LIVE24SEVEN // Interviews
Harvest-time in cider country
Intrigued by Herefordshire’s long tradition of cider making, Sharon Chilcott visits cider country to experience the apple harvest...
Apple orchards, a springtime vision of frothy pink blossom, an autumnal delight of intoxicatingly scented ripening cider apples, are one of the glories of Herefordshire’s landscape.
The county has more orchards than any other in the UK, many concentrated in the rural parishes of the Marcle Ridge, where annual celebrations mark both the beauty of blossomtime and the bounty of the harvest.

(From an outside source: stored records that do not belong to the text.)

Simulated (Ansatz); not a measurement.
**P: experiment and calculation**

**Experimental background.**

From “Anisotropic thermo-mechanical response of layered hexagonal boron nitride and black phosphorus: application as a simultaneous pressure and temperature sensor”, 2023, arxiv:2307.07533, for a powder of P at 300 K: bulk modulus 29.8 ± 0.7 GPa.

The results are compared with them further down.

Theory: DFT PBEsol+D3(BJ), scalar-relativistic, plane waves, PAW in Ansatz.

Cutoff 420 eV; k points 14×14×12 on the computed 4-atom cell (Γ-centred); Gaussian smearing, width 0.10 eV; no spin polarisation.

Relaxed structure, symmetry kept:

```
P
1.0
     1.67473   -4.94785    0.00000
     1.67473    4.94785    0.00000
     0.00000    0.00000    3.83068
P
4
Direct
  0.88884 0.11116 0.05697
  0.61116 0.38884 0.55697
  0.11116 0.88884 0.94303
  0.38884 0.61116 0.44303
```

With its orchards interspersed with a pretty patchwork of woodlands, soft fruit fields, hop yards and grazing pastures, plus a burgeoning number of local craft food and drink producers, this is an area that quickly finds a special place in the hearts of those who discover it.
This year’s 28th harvest-time celebration, over the weekend of October 8 and 9, is the perfect chance to discover a taste for the area! Farms, orchards, cider mills and barns in and around Much Marcle will host small, rural events which all have one
thing in common – apples! Visitors can walk through orchards full of them, feast on them, learn how to identify them, see them pressed, sample ciders and apple juice and buy some to take home. Many of the venues are in walking distance of each other; cycling is also a great way to get about and there’s a tractor and trailer service between six of the locations. At Westons Cider, over the Big Apple weekend, Leominster Morris Men will provide entertainment in addition to the regular daily tours of the mill and cider tastings.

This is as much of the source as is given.